Once the runaway favourite to be Spain's next prime minister, Alberto Núñez Feijóo has become the man who missed his moment after failing to find parliamentary support to be confirmed as premier.

Spain's Feijóo, the opposition leader who missed his moment

After months of riding high in the polls, the 62-year-old leader of the right-wing Popular Party long appeared confident he would replace Socialist Pedro Sánchez as prime minister.

Despite winning July’s election, it was a Pyrrhic victory with the PP falling well short of the 176 seats for a working majority, even with the support of the far-right Vox.
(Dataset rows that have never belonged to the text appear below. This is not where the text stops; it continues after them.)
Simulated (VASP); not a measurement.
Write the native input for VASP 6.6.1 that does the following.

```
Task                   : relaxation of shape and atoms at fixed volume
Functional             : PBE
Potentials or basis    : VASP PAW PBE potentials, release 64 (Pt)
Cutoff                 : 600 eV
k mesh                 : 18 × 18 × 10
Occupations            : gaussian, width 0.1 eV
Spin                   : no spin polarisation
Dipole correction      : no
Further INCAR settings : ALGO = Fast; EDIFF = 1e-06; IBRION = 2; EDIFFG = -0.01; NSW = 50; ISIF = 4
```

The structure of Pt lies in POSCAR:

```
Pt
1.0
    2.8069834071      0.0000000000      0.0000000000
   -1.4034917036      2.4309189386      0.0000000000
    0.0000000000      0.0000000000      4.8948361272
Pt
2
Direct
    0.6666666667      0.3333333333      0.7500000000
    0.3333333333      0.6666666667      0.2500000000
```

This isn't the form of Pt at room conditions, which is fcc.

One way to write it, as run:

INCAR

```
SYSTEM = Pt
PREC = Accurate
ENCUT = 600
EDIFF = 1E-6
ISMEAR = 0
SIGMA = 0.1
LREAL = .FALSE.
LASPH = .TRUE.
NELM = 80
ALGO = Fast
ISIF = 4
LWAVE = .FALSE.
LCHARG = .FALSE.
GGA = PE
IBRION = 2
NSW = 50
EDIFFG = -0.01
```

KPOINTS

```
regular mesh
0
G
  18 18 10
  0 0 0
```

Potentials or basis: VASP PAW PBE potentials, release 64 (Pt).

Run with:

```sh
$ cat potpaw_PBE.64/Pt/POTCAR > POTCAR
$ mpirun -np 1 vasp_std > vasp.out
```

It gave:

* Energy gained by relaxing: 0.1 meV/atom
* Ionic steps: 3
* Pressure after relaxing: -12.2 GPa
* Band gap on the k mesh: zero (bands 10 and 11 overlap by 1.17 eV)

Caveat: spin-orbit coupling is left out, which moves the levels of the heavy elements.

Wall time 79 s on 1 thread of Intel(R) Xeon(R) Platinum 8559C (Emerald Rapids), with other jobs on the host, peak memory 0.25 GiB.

Since then Feijóo has seen his fortunes falter, only winning the support of 172 deputies and failing in this week’s two parliamentary votes, cutting short his dream of becoming “the first prime minister from rural Spain”.

“Today I won’t be able to give you a government but we have been able to give you hope that there’s a political force that will defend all Spaniards, initially in opposition but sooner or later from government,” he said on Friday.

Acknowledging his imminent defeat earlier this week, Feijóo lashed out at Sánchez over his plans to retain the premiership through a deal with a hardline Catalan separatist party.

“No end, not even becoming prime minister, justifies the means,” he thundered, referring to plans to offer an amnesty to those facing legal action over the failed 2017 Catalan separatist bid.

Boxed in by Vox

A progressive moderate from the rural northwestern region of Galicia, Feijóo had hoped his moderate stance and dull-but-dependable brand would be enough to end Sánchez’s reign.

READ ALSO: Feijóo is out of Spain’s presidential race: What will Sánchez do now?

Elected four times as Galicia’s leader with an absolute majority, Feijóo had prided himself on being able to contain the resurgence of the far right, with Vox never winning a single seat in the regional parliament.

But despite his moderate image and his desire to turn the PP into a centre-right party, Feijóo quickly realised he couldn’t become premier without Vox.

That alliance cost him support at the ballot box and left him with precious few parliamentary allies.

He also made mistakes in the final week of the campaign, stumbling over pensions in a TV interview and boycotting a televised debate between candidates, leaving the field open to his opponents.

Even so, observers said it was too early to write him off, saying it was likely he would remain at the helm of the party.

“Although it seemed like that on election night — that Feijóo had missed his chance and was going to be ousted from the leadership… I don’t think the PP is going to do that because he still has a chance,” said Oriol Bartomeus, a political scientist at Barcelona’s Autonomous University.

And that second chance could come very soon if Sánchez also fails to pass a vote to be inaugurated as prime minister in the coming weeks, meaning Spain will be forced to hold repeat elections, most likely in January.

Village boy

Born on September 10, 1961, in the village of Os Peares, Feijóo grew up in a working-class family to a father who worked in construction and a mother who ran a grocery shop.

He read law in Santiago de Compostela, hoping to become a judge but became a civil servant in 1985 when his father was suddenly left jobless.

He got his foot on the political ladder in 1991 joining Galicia’s agriculture ministry with a politician who went on to become health minister and took Feijóo with him to Madrid in 1996.

There he ran the Insalud national health service, then headed the Correos postal service before returning to Galicia where in 2006, he became the PP’s regional leader.

Ahead of July’s election, questions resurfaced about his ties with notorious tobacco smuggler and money launderer Marcial Dorado, who was later convicted for drug trafficking.

In 2013, El Pais published photos of the pair of them in the mid-90s on Dorado’s boat and on holiday together.

Feijóo insisted he “knew nothing” about Dorado’s activities but fellow Galician Yolanda Diaz of the radical-left Sumar wondered how he could claim ignorance “when all of Spain knew who he was”.

Despite being fiercely guarded about his private life, Feijóo told El Mundo’s women’s magazine that becoming a father in his mid-50s with his partner Eva Cardenas was the “best gift life has given me”.

And he also admitted that he rings his mum if he’s had “a bad day” — which may well be the case on Friday.